Micro credit has been defined by the RBI as the provision of thrift, credit and other financial services to the poor in rural semi urban areas to enable them to raise their standards of living. It may cover not only consumption and production loans for various farm and non-form activities being pursued by the poor but also include their credit need such as housing. The micro credit supply must be seen as complementary to formal credit supply.   Development of Non-Farm sector in rural areas enables us to use the unutilized labour-force productively in the rural areas, most of which cannot be moved away to urban areas. Non-farm activities also give fillip to other activities including agriculture through their forward and backward linkages, promoting a closer integration of agriculture and industry in the rural economy. Diversification of agriculture not only provides more employment to human labour but also increased productivity of land and labour.

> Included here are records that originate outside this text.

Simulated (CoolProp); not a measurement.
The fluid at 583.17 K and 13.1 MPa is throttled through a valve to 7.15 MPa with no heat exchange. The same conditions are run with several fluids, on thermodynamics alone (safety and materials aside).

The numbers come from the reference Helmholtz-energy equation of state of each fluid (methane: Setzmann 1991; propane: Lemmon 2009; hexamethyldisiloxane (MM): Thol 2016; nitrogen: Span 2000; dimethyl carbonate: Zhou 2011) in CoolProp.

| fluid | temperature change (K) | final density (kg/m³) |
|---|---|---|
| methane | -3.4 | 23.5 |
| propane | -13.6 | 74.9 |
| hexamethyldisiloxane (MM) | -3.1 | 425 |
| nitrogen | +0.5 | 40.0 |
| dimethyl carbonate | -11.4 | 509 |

Expansion of non-farm activities in rural area alone can arrest the large scale rural-urban migration. By localizing employment, they can bring down pressure on urban infrastructure. It is argued that in the case of distress diversification the level of rural agriculture wage rate relative to the agricultural wage rate should be lower. This is so because the workers without enough work in the non agricultural sector at lower wages. The empirical evidence of vaidyanathan however shows that the non-agricultural wage rate is in general higher than agricultural wages. Employment generation outside agriculture in a spatially dispensed manner holds the key to the strategy of poverty alleviation in the country. Of course, the state has to create an appropriate economic environment. Thus, the modernization process of rural economy would be incomplete without sustainable growth of non-farm sector in rural India. Micro finance has to play an important role in strengthening rural non-farm sector. Banks should think that small loans to poor are no longer a social obligation, but potential business opportunities.